Lomax "A Symbol of Modern Living"

Lomax "A Symbol of Modern Living" LP

Reviewed by: Joshua A. Pfeiffer

  Last week I received a copy of the debut LP from Lomax, a UK based politically charged Art-Punk group. I had read a few reviews of the LP, and of course as always, I can never really depend on most reviews to give me any kind of idea what the band really sounds like? So I naturally contacted their label and received a promotional copy for my own perusal.

  Lomax is an interesting group. They have a very classic Post-Punk backbone with a decidedly modern edge. Kind of how bands like The Strokes, The Hives, etc. were modernizing early 70's Proto-Punk a few years back. I just hope that this re-interest in Post-Punk will turn out to be more than another passing fad.

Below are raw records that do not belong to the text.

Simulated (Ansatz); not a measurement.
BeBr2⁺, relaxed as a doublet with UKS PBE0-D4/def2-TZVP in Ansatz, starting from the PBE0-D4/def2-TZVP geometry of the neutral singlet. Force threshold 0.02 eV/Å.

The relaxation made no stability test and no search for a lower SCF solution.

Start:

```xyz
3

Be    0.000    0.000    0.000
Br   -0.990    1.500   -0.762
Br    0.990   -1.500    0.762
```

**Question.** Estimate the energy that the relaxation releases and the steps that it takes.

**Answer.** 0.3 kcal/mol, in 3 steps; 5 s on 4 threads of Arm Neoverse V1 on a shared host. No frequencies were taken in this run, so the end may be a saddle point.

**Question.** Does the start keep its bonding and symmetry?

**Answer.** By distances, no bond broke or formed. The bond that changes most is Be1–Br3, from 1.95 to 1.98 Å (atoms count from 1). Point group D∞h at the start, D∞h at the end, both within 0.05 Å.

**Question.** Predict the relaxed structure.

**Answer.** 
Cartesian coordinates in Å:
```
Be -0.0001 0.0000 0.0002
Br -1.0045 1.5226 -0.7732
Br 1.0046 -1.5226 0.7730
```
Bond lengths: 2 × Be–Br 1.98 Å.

  The opening track Bodies of Journalists kicks the album off with a hefty rocking start. Some interesting guitar work in their that drags you back to the artsy experimental guitar style of groups like Wire, Bauhaus, etc. The bass playing on most of the album is similar to Gang of Four, and their Funk inclined brethren (Gang of Four seems to be a major influence on a number of new bands actually). The next track Brought to Rights has a nice catchy melody with almost spoken word lyrics. the guitar work is once again very early 80's inspired with a nice usage of feedback, and effects. Their's a really sweet guitar breakdown towards the end of the track. A lot of the tracks on this album have some pretty rewarding moments if you sit through them in their entirety.

  Arnstein's Ladder immediately reminds me of artists like The Jam, The Clash, The Ruts, Pete Wylie, etc. with it's stressed lyrics, which give the listener the impression that singer Paul Epworth is actually quite passionate about what he's ranting about. It harkens back to the heyday of Punk, when artists were actually trying to say something. When the Pressure's On is straight up Pink Flag, Art-Punk territory. With a young (Stiff Kittens/Warsaw era) Ian Curtis spitting out the venom tinged lyrics. The song has a very constraining feel to it, which adds to the whole theme of the number.

  Anglicized follows with a very groove heavy funk vibe. As mentioned earlier, Gang of Four is an obvious influence on these lads. A little Killing Joke pokes it's head out at times as well. Not to mention ACR. This is one of the groups first singles, and it makes a good one. Modern Life is treading once again in Gang of Four waters. However this track has some great modern flourishes to let the listener know they are listening to a contemporary group of musicians. Interesting use of synths, samples, etc.

  Knuckleheads is probably my least favorite piece on the album. It's not a bad song, it just rehashes some of the territory that the group have already visited on the album. It's definitely Art-Punk. Their's no doubt of that. Principles on the other hand is one of my favorite pieces on this album. It starts off with a very experimental style. Reminding me a lot of "Nerves" by Bauhaus. Just in the way it builds from a simple drum pattern with sparse guitar chords, to a rollicking cacophony of noise. Well that and the effects they implement throughout the song are completely "In the Flat Field".

  An End is another one of my favorite tracks from the album. It has a great balance of driving percussion, with flowing effects laden guitars and keyboards. The only complaint I have is it's a bit repetitive, and quite a bit longer than any of the other songs on the album (which wouldn't be a problem, if the song changed up a bit more). The final track Reiterator was a great choice to close the album with. A nice bass heavy groove drives the song along. The chorus is especially catchy and memorable. The laid back style of the song makes it really easy on the ears too. I'm glad they didn't go for a balls to the wall sonic assault to close the album with (though that could have been interesting too). This track could easily be a dancefloor favorite (I'm pretty sure I'll be spinning it soon).

  So after listening to the album about twenty times I can say confidently that Lomax have delivered a fine debut. They manage to do a few new things with the Post-Punk sound, which is enough to recommend the album to anyone with even a casual interest in this great style of music.